Rob Walker's 'The Year in Nine Objects' for The New Yorker. More end of year lists like this, please.

Another instance of the evolution away from advertising-funded arts coverage: a Buffalo radio station will add an arts and culture desk this year, producing around 50 segments on local culture, supported by two philanthropic groups.

Saturday, 31 December 2016

Reading list, 31 December 2016

Tim Denee's 2017 calendar is available for download.

Adrian Ellis for Apollo on the outlook for New York's museums under the Trump administration. Less fearmongering, more analysis of draw on endowment, earned revenue, and the possible impact of economic changes on major donors and the outbreak of a fresh set of culture wars.

Createquity undertakes a meta-analysis of research into the benefits of the art.

Martin Fuller in the New York Review of Books on a new crop of books that underline the resurgent interest in Brutalist architecture.

An article from October last year on the introduction of Holacracy to reshape Zappos' organisational culture (I know that doesn't sound interesting, but it really, really is).

 Dimitra Kessenides  and Max Chafkin in Bloomberg Business Week: Is Wikipedia Woke? (aka can the site diversify its contributors and therefore content?)

Isaac Kaplan writes an Artsy editorial about then-Mayor Bloomberg's battle with the Brooklyn Museum over Sensation.

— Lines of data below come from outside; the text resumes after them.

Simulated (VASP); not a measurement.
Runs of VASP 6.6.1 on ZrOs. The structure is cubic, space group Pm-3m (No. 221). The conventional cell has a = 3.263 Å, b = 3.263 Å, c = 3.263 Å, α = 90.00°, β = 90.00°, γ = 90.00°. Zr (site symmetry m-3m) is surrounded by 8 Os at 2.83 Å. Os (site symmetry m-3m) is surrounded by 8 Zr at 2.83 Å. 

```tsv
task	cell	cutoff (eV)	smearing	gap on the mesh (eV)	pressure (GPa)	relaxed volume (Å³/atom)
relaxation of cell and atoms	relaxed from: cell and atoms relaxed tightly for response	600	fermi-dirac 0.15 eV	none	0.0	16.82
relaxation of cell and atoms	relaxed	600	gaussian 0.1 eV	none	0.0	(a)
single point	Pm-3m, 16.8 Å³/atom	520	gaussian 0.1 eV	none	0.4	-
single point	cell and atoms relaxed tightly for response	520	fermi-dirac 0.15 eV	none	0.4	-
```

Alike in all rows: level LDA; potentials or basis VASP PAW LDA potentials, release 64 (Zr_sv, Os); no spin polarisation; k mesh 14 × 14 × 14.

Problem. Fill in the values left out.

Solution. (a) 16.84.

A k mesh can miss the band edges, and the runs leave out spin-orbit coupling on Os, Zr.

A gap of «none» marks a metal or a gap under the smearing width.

Linda Holmes' tribute to George Michael for NPR; Wesley Morris' tribute for the NYT.

2016 in review

At the end of 2015 I was struggling with the feeling that my time was leaking away with nothing to show for it. I felt busy, but not productive; things happened, things were delivered, but I had no personal sense of completion or achievement; I was running every day just to stay in the same place.

So from the start of 2016 I kept a diary of all the things I do that aren't part of my day job - all the fringe work, all the hobby work. Taking a leaf out of one of my American colleague's resumes, I also kept a record of what he termed ‘service’ - things like sitting on boards.

From the perspective of the end of the year, I don't know if this exercise has lessened that sense of being busy yet not productive, but it has plugged somewhat that sense of time leaking away - I can now view that time as being invested, and understand that while the returns might not always be immediate, they do amount to something.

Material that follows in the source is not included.